On Oct 24, 2007, at 04:56, Juanma Barranquero wrote:
On 10/24/07, Richard Stallman <address@hidden> wrote:
So we might as well make CHECK not compute the condition expression
either.  Which means that it might as well test suppress_checking
first.

It would be useful to know what was the intention with
suppress_checking, and how is used (if someone does use it indeed).
Currently there's a difference between

  #undef ENABLE_CHECKING

and

  #define ENABLE_CHECKING 1
  suppress_checking = 1;

because in the latter case, the check tests are still executed, though
its return value is discarded. Perhaps that difference was intended.

             Juanma

My fault... as I recall, the idea was that the checking could be switched on or off at run time, maybe at a breakpoint, or by tweaking the executable with gdb, without requiring recompilation. Doing the test of suppress_checking after evaluating the condition meant that aside from possibly killing the process, the side effects would be the same either way.

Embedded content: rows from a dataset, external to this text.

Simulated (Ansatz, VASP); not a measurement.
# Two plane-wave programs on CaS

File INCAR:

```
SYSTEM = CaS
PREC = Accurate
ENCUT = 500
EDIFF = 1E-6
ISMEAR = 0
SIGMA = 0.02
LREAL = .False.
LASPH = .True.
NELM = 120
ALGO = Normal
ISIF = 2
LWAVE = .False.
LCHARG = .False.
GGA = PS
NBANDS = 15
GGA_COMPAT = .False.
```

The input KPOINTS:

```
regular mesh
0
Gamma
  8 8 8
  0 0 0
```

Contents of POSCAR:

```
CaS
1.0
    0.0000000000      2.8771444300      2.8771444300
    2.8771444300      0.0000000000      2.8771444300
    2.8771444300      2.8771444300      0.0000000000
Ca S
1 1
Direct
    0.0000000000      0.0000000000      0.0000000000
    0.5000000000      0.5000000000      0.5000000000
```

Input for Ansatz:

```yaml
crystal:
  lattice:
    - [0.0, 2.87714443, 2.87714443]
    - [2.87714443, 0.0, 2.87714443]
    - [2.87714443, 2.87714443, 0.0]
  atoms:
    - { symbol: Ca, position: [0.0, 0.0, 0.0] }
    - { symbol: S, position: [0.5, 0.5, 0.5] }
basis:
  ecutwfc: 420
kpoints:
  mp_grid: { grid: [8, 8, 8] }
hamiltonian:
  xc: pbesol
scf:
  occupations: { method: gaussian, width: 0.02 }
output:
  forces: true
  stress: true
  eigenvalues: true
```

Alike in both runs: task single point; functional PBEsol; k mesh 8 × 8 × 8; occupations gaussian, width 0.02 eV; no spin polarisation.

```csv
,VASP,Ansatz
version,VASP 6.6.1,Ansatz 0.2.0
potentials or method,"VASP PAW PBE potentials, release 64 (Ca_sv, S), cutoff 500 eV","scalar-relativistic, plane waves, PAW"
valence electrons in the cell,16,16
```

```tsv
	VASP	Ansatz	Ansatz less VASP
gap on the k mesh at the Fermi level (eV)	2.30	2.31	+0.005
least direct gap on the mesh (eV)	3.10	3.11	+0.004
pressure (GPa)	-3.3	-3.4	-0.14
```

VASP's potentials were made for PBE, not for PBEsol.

Currently CHECK is only used if ENABLE_CHECKING is defined, but that wasn't always the case. When the code was checked in, NULL_INTERVAL_P and eassert both unconditionally used CHECK; since then, both have been changed so that the possible side effects of enabling the checking code are different from running without it. In the eassert case, it looks like Gerd made that change a couple months after I checked the code in.

Since CHECK itself just evaluates the test and does nothing with it if ENABLE_CHECKING is not defined, assuming you have a decent optimizing compiler, the main benefit in conditionalizing the other macros is if you think there may be side effects in the arguments, and you care more about the performance than keeping similarity of behavior when the debugging code is enabled. Given that XSTRING, etc., all call eassert to verify the type before extracting the pointer (or other) value, there's a good chance that there are side effects in some argument somewhere, so I guess a related question is whether that's okay, or we want the X* macro arguments to be side- effect-free to improve debugging. I'll also note that the HAVE_SHM version of XPNTR (which we might actually not be using any more?) evaluates its argument more than once in non-ENABLE_CHECKING mode.

The changes I was experimenting with at the time were some significant low-level changes, and I was trying to add the type checking to XSTRING and friends, but evaluate separately whether multiple evaluations of arguments were the sources of problems I was seeing (versus bugs in the low-level changes I was trying to implement). So getting the double evaluations, independently of doing the type checking, was useful at the time.

(As for ENABLE_CHECKING not being defined, I think I offered once to create an --enable- option for it, as I think the GCC folks have done since, but there wasn't much interest at the time. Still, it's easy enough to tweak sources or set flags through configure.)